Black/Latino Voter Turnout in Liberal NYC is High but the Quality of Citizenship Remains Low: Court Monitoring Project says Blacks/Latinos Make Up 90% of All NYPD Arrests, Mostly for Victimless Crimes

From [HERE] My organization, the Police Reform Organizing Project, just released “Where’s the Outrage,” the 13th annual report of our Court Monitoring Project. Over the last eight years, PROP volunteers and representatives, numbering over 100 people through the years, have observed more than 7,000 cases in the arraignment parts of New York City’s criminal courts. About 90% of the cases have involved NYPD arrests of New Yorkers of color.

Perhaps a better name for our organization is the Police Monitoring Project, given that its central purpose is to track and report on NYPD arrest practices. Everyone who gets arrested in this city has to be arraigned. So as a reliable way of educating ourselves and the public about critical NYPD policies, we began eight years ago visiting the arraignment parts of the city four major criminal courts in Brooklyn, Queens, the Bronx and Manhattan.

Similar to the findings of all our previous publications, this year’s report establishes that the vast majority of the offenses that police charge New Yorkers with do not involve violence or threats to public safety, but rather reflect the defendants’ own compromised and distressing life circumstances: poverty, homelessness, drug addiction and/or mental illness.

Some charges that we often see include: petty larceny, disorderly conduct, controlled substance in the seventh degree and mischief. Supporting this point are our consistent findings that, on any given day, 85-100% of the defendants walk out of the courtroom and return to the community. Neither the judges nor prosecutors considered the defendants to be dangerous people. Also noteworthy is that the NYPD’s own stats, reflecting its focus on “broken windows” style policing, show that a majority of its arrests are for misdemeanor and lesser charges.

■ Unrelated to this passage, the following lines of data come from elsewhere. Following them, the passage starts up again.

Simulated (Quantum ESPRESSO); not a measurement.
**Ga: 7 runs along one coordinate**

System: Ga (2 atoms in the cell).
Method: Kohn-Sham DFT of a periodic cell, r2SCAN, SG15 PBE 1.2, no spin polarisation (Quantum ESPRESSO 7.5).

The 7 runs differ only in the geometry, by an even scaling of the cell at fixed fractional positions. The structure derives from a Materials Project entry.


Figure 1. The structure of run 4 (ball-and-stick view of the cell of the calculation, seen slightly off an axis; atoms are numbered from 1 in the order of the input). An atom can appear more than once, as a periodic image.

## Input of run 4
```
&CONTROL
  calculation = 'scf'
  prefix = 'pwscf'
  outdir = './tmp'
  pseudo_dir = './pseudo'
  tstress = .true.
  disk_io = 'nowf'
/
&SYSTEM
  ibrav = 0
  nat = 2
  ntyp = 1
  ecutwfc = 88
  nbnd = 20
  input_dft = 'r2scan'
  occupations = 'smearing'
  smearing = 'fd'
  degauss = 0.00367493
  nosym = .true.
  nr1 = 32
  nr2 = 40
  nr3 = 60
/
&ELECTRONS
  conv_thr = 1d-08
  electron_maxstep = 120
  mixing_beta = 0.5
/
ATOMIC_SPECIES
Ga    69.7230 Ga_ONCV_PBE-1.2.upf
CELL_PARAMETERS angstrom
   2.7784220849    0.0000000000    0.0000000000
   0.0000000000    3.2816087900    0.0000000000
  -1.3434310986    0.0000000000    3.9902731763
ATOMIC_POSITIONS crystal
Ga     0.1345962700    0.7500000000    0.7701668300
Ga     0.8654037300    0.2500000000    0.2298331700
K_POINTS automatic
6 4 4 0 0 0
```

The skewed numbers and harsh human reality we regularly observe in our city’s criminal courts are not an accident. They are a function of NYPD policy and practice going back many years entailing targeting and criminalizing large groups of marginalized New Yorkers: African-Americans and Latinos and the unhoused, drug-addicted, mentally ill and other vulnerable individuals.

Here are several cases that we have observed illustrating our point about the daily harm and human damage that result directly from NYPD arrest practices:

A Black man is arrested on a theft of services charge. In a highly unusual, rarely seen move in the courtroom, the judge with the DA’s consent dismisses the charge. I follow the man — he’s accompanied by an older woman who I presume is his mother — and ask about the circumstances of the case. The woman responds: The man (who doesn’t speak in the ensuing conversation)n is, in fact, her son. He suffers from autism, the mother explains, a 30-year-old man with the mind of a 6-year-old. He loves to go for walks, especially in Central Park. On this occasion, he stopped in a restaurant there and ate lunch, but, since he had no money, couldn’t pay the bill. The restaurant called the police who arrested the man. The mother says: My son has no idea what happened today in court or what happened when he was arrested and locked up.

A Black woman in Brooklyn is arrested on a petty larceny charge. She was in a grocery store with her two daughters, who attempted to leave the place with fish hidden under their coats. Apparently not knowing where her girls are, she seems distraught. The judge releases her with the directive that she has to return at a later date as her case continues to be processed by the courts.

A disabled and elderly Black woman is arrested in Manhattan, also on a petty larceny charge; petty larceny is the NYPD’s second most common misdemeanor arrest. The judge releases her, and, with the aid of a cane, she hobbles out of the courtroom. We follow her and ask about her case. She says that she had taken a package of ham and eggs from the Pathmark in Harlem. We ask why. Perhaps surprised by our question, she explains that she was hungry.

We ask: “Where’s the outrage?” because, while our society does address its racial bias, the specific issues raised are more likely to focus on matters like: Did Hollywood nominate enough Black actors for an Oscar or how many coaches of color patrol the sidelines of NFL football games? Even regarding racist policing, we pay the most attention in response to shocking incidents of unjustified racial violence caught on video, rather than on the long-standing damage done daily which actually fosters an institutional culture in police departments that make inevitable tragedies like the killings of Eric Garner, Breanna Taylor and George Floyd.

As long as our politicians and media representatives persist in presenting police departments as the benighted agents of justice and safety and fail to acknowledge and expose the daily racist toll of law enforcement practices, the fundamental reforms required will be out of reach. We know from history that public outrage helped drive movements that have led to significant reforms in policy and practice: civil rights in the 50s and 60s; the marches and other actions calling for an end to the Vietnam war; the LGBT community’s activities pressing for an effective response to the AIDS epidemic, and more recently, the MeToo movement. Similarly, we urgently need the public outrage that harsh and harmful police practices have regrettably merited for us to achieve what we as Americans and New Yorkers aspire to: a truly just, safe and inclusive city and country.